It is a photograph of room in Tuol Sleng – camp S21 – part of a system that butchered over two million people in a surreal frenzy of bloodlust and paranoia.

Many photographs have been taken in this room. The Khmer Rouge took photographs of every one of the twenty thousand children, women and men that entered here. Then they killed them and took more photographs. 35 years later this is an empty room and the photographs are displayed in endless monochrome rows on large mahogany framed boards in an identical room next door. A sign on the wall politely asks visitors not to write on any of the images.

Being in a room with those photographed faces was one of those moments when time stops and the world spins dizzyingly around you. After three months of wandering and snapping away I suddenly never wanted to take a photograph ever again.

The scale and viscousness of the things people did during the time of the Khmer Rouge is beyond my comprehension – it’s like hearing about the near infinite size of the universe – you know it is a fact and the information fills you with awe but beyond that it’s just a blank darkness and the mind switches off.

The photographs of the people who were killed simultaneously put a very human face to the facts and, at the same time, makes it all even more remote and alien.

Like serried ranks of 70s photo booth selfies that look out knowingly into infinity and the edge of the universe. Mothers holding babies, teens in caps at rakish angles, frail old men with cloudy eyes, upright men and heart faced women – each the same but different.
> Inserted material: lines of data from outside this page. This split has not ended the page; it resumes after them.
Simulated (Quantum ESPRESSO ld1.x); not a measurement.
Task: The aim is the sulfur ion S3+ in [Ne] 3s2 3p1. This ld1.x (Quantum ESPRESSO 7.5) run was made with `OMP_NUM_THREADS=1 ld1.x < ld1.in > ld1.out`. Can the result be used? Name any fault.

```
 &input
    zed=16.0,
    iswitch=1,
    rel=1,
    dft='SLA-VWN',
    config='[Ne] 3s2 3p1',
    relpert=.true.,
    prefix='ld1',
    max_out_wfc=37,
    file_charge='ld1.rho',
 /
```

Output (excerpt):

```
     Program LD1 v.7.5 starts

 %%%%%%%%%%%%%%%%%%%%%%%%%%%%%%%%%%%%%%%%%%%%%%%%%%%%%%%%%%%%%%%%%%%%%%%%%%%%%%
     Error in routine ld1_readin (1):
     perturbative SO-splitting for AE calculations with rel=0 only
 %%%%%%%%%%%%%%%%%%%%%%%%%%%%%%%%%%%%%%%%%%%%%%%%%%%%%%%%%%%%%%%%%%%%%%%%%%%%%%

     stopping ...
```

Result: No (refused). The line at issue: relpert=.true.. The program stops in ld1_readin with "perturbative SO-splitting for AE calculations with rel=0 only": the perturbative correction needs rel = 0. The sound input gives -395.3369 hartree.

There is something so perverse about taking photos of your victims that it really made me reel. In The sea of smartphone photos and the countless faces of strangers we see in our social media streams this was like a cold hard iceberg reminding me that photography is documentation and documentation dehumanises – and the greatest weapon evil has is to make us forget that people are real.

And then we moved on. The next day I was shooting photos of Buddhas and sunsets and the faces slowly fell away.

But something keeps coming back in fragments, something about the power of images and how an empty room can be many things depending on the lens you view it through.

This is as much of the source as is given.